As the Organization of Petroleum Exporting Countries prepares to meet in Vienna on Wednesday, experts predict that prices will remain high for the rest of the year and well into 2006, even if the cartel decides to raise its production ceiling.
/ Source: The Associated Press

Like a driver reflected in the puddle of oil on his driveway, crude prices can mirror the global economy — and analysts aren't pleased with what they're seeing.

As the Organization of Petroleum Exporting Countries prepares to meet in Vienna on Wednesday, experts predict that prices will remain high for the rest of the year and well into 2006, even if the cartel decides to raise its production ceiling.

OPEC, which churns out 40 percent of the world's daily production, is expected to approve a 500,000 barrels-a-day increase to make its official quota 28 million barrels a day. But it's already pumping roughly 30 million barrels, meaning the move would be largely symbolic and unlikely to bring down stubbornly high prices.

Finance ministers from the Group of Eight industrialized nations, meeting in London over the weekend, called for greater investment in increased energy efficiency and alternative sources of energy.

Sustained high energy prices, they warned, "are of significant concern since they hamper global economic growth."

Prices have been hovering around US$53 a barrel — well over the US$50-per-barrel psychological threshold — unnerving the industry and offering no prospects for relief for consumers beset by high prices at the gas pumps.
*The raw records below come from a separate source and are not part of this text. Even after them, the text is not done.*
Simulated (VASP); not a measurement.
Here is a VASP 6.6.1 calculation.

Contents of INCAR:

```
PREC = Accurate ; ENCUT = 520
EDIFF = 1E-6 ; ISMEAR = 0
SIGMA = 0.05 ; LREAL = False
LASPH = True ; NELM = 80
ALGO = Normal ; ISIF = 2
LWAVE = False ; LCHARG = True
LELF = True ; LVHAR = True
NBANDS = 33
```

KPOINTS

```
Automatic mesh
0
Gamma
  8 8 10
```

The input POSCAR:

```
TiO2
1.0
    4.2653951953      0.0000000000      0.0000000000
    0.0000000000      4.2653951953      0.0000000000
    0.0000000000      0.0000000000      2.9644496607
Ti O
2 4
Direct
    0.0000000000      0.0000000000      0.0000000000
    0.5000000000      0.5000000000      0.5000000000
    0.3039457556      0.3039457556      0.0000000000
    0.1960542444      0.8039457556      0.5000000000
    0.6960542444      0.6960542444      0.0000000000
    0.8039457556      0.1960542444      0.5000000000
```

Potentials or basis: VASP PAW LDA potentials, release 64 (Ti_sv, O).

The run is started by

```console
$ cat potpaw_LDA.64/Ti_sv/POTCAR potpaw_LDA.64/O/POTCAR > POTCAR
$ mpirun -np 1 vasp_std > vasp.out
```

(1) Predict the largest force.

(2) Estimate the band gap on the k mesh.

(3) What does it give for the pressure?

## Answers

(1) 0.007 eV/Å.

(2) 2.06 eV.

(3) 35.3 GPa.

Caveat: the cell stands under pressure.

"A lower oil price is in OPEC's interest, but the group's power over oil prices is diminished because of the scarcity of excess capacity," said Robert Plexman, an analyst with Canada-based CIBC World Markets Corp.

"Physical production continues to exceed demand. Thus, while 'official' quotas may increase, this would do no more than legitimize current production levels," said Doug Leggate, an analyst with Smith Barney in New York.

Even if OPEC raises its production ceiling, it may not make sense to add actual oil to the market, Saudi Arabian Oil Minister Ali Naimi said Saturday.

Saudi Arabia is pumping 9.5 million barrels a day this month, and "that's what is needed by customers — that's what they are asking for," Naimi said. "There is no shortage of supply," he added, calling an increase in the production ceiling "reasonable."

Naimi attributed the current high crude prices to constraints in the worldwide refining system. "That is where the bottleneck is," he said.

But because OPEC is already producing above its quota, some analysts like Victor Shum of Texas-based energy consultants Purvin & Gertz in Singapore believe those would be mythical barrels.

"Even if they raise the output target, it's only legitimizing some of the overproduction," Shum said. "The fundamental factor for rising prices is the limited spare crude oil production capacity in OPEC."

Saudi Arabia is the only known country in the group with the ability to add barrels to daily production.

"If you look at spare capacities, it implies that OPEC does not have much room to maneuver," Orrin Middleton, an analyst with Barclays Capital in London, said Monday. "I don't think they have much up their sleeve to influence prices at this point."

In its latest report issued Friday, the International Energy Agency left its estimate for 2005 world oil demand unchanged at 84.3 million barrels a day, although it raised its growth estimate for the fourth quarter by 230,000 barrels per day to 1.9 million barrels per day. It said OPEC's output fell by 55,000 barrels a day in May to 29.3 million barrels.

Oil prices have been rising for 2 1/2 years and have more than doubled since then.

Jochen Hitzfeld, an economist with Germany's HVB Group, expects Brent crude prices to average US$51 a barrel this year and US$56 next year.

"Prices will remain high in 2005 and will continue to rise in 2006," he said.

Middleton said he expected prices to have another run near US$60 a barrel in the third quarter.

Hitzfeld and others caution that the so-called "global depletion midpoint" — the point at which roughly half of the worldwide reserves have been tapped and production can no longer be increased — could come by the end of the decade.

"Petroleum production in many important producing countries, such as the United States, the United Kingdom and Norway, has already passed the depletion midpoint," he said, adding that the quality of crude also is deteriorating, "resulting in higher costs at refineries and causing production bottlenecks."

"For that reason, we see no relief for the oil market even in the longer term," Hitzfeld warned.